By John Wilmes
“Language, ” my friend tells me, “is the only thing we have.”
His claim is hyperbolic, if not downright dubious, but as he spurs me on to join my new girlfriend in a weekly German course at the Goethe Institut, I see his point. I imagine she and I creating yet another diction between us—there was the friendship, the courting, the bridge into physical happenings, all of which demanded that we mutually contort words into subjectively binding agreements of sorts—and yes, I certainly see his point. I sign up for the class.
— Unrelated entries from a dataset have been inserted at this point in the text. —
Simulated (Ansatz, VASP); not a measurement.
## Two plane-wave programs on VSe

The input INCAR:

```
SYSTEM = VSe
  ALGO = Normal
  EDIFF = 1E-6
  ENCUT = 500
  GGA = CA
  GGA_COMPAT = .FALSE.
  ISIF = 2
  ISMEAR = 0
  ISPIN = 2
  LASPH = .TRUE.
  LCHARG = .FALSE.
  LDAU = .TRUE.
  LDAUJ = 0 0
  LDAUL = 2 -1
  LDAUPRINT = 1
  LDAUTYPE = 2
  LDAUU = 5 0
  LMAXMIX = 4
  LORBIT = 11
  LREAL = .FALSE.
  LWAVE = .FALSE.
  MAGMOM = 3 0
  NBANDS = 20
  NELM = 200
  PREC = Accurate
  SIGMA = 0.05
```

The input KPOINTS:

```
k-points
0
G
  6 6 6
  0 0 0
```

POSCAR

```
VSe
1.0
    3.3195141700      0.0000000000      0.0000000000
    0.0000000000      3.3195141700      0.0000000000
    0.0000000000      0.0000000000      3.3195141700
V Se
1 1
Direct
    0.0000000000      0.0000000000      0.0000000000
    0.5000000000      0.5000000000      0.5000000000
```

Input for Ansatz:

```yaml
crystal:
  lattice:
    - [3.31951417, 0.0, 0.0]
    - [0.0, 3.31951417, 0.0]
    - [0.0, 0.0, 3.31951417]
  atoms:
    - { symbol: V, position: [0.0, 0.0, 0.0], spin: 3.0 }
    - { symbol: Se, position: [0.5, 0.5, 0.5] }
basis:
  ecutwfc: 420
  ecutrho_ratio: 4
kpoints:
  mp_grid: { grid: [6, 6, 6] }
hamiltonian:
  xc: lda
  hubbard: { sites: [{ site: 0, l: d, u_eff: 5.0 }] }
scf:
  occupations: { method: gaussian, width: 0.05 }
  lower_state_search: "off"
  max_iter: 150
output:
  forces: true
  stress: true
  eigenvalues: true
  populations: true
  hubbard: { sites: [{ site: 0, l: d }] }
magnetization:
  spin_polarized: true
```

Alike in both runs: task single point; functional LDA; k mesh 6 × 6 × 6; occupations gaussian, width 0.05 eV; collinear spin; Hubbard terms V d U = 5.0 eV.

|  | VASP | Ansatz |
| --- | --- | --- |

In the classroom is a multitude of motivations for introducing oneself to this new tongue. A woman learning how to talk to her foreign husband, an heiress of idle hours, an Italian consulate who collects these schemas, and a handful of twenty-somethings looking for immersion of any kind, for an expanse of identity and ability.
Women, all women.
“Single men in this city are screwing up hugely,” I tell my friend. “It took my hitching to the jet trails of a beautiful and urbane young woman to see how to find more of them, but the wrinkles in which they operate, and are approachable, these are now abundantly obvious to me. It is not in the bars, it is not in the cafes where one can hope to sell their charm to such a shining person. It is in the classroom, that place where challenge trumps comfort and in which the human face can be seen to quiver pathetically, to emote the truth of what ails it.”
Language does this more than anything. Learning a new one sucks us down to the roots of our daily existences, prompts seemingly inane questions about why words are gendered as they are, why future and past and present are framed as they are. Why does this word sound the way it does? What has urged us to bark these specific barks for so long? And what may we learn—what beyond the practical is there—in reprogramming these rote questions, commands and replies?
It is of course tempting to wield one’s new speech—however cursory it may be—in the most capitalist of fashions; to build it to the point of employment use, or to impress one with the growth of their skills and find new network avenues. But is the more essential task of language to give light and direction to the shrouded, to make sense of our impulses.
Taking that sense away once a week gave that classroom—and my relationship—greater view of just what kinds of creatures we truly are. To see a grown person struggle so mightily with the simple act of annunciation each time they turn to talk, this grants a certain levity to the purview of modern humanity. After taking the course, it became difficult for me to watch any sincerely speaking person and not giggle a little—to not crack as I saw them reworking so many intricate codes, always in order to express something so terribly simple as “I am worthy,” “I am here,” “Do you want me,” or “Who am I?”
Language is, indeed, all we have—if we are to hope to connect with another. What I learned at the Goethe Institut is just how far we’re willing to take it, just how silly we can make the process of uniting and moving.